The Portland Public Schools Board voted 6-1 to add a pay grade to the senior leadership salary schedule on Tuesday night, approving the establishment of new senior chief positions with salaries ranging between $224,000 and $239,000.
The promotions for two of the district’s top officials—Jon Franco to senior chief of operations and Kristina Howard to senior chief of academics—come as the district faces a $40 million budget deficit. Just minutes ahead of her proposal, Superintendent Dr. Kimberlee Armstrong had wrapped up a presentation about the upcoming 2025–26 fiscal year budget, which includes 242 staffing reductions, the majority of them in school personnel.
Armstrong also plans to bring contracted legal counsel in house, paying a chief legal counsel on the same pay scale as Franco and Howard. “That’s designed to save us more money over time,” she said.
Armstrong had initially put forth this proposal in February but asked the School Board to delay the motion, seeking more time to show how her math around reductions played out. In her presentation on Tuesday night, Armstrong indicated that PPS would undergo several senior leadership reductions and the new structure would still result in a cost savings.

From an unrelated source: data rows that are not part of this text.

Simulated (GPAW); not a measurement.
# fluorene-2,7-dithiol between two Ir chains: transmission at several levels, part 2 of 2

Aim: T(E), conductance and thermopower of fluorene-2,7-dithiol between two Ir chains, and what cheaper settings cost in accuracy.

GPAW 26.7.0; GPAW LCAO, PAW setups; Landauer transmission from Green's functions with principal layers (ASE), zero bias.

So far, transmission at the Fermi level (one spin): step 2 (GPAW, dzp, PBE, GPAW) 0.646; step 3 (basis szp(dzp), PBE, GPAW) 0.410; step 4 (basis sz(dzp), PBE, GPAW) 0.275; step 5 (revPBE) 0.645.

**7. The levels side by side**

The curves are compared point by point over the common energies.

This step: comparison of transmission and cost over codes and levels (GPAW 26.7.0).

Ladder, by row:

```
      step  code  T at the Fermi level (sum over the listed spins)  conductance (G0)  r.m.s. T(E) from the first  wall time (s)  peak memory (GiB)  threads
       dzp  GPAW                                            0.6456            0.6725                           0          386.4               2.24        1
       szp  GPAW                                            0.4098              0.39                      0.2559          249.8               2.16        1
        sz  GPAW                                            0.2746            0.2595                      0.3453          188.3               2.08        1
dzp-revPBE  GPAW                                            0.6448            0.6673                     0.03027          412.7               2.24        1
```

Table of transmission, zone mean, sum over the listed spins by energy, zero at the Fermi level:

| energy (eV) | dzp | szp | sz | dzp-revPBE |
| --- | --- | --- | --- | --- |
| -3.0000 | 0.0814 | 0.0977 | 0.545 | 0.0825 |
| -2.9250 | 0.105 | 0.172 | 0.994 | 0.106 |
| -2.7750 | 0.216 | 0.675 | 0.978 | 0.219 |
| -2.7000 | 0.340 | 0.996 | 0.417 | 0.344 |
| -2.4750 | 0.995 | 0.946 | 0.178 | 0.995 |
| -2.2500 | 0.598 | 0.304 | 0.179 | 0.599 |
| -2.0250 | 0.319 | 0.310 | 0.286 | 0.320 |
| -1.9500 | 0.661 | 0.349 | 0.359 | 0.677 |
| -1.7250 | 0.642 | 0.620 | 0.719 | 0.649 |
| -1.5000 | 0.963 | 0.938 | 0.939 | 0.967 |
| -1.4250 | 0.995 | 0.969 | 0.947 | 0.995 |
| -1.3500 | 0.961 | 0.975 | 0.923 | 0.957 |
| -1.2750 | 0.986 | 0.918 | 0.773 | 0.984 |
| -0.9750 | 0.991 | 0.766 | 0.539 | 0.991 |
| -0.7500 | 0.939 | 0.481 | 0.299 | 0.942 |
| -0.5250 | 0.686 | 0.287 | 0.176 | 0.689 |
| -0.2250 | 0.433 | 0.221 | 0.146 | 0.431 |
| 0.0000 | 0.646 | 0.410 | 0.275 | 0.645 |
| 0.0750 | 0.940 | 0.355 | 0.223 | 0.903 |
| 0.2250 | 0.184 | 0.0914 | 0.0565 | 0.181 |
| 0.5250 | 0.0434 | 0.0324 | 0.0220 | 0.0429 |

The district plans to cut one chief, five senior directors, and three nonlicensed director positions in the 2025–26 fiscal year. Combined with the two new senior chief positions, the district’s senior administrative team would go from 82 full-time equivalent positions to 75. Armstrong has stressed that her new structure would create more efficiency in reporting and management.
“One of my goals in my first year as superintendent is creating a leadership structure that best supports our schools, staff and students,” Armstrong wrote in a February memo. “Although a new layer of leadership is being introduced, the overall restructuring will result in cost savings as we work through our deficit.”
In 2023, Franco made $195,380, meaning his salary would increase by at least 14.6%. Howard was not in her position yet, but her counterpart in the position made $213,646. That would mean her position’s pay would increase by at least 4.8%. When Sandy Husk was interim superintendent last year, she eliminated high-up senior leadership positions to cut costs. (PPS has faced a systemic budget deficit and is in its third consecutive year of cutting costs).
Armstrong’s presentation swayed the vast majority of the School Board, whose members generally expressed that the superintendent should have the resources to organize her senior leaders in the way she felt best suited her vision for the district.
“While I’ve certainly seen some concern about adding an additional higher level to our salary schedule when we’re making layoffs and cuts, I know you know that,” School Board member Christy Splitt told Armstrong on Tuesday. “And it’s still worth it for you, because you know that this change is something that in the end will make for a better-functioning district.”
School Board member Julia Brim-Edwards was the lone “no” vote. She expressed concern that the School Board wasn’t approving specific positions, and instead setting a salary range others could ultimately get promoted to. But she added she respects the superintendent’s right to organize senior leadership.
“I don’t believe that the case has been made that we should, at this time after hearing the position the district’s in financially, [add] a new pay scale at the top,” she said.
“I’m not going to support it because it’s on an evening in which a budget is being proposed that cuts hundreds of teachers and school staff from our schools and I don’t believe it’s the time to be adding a pay step to the top of this pay scale,” Brim-Edwards continued. “I’m concerned that it adds another administrative layer back.”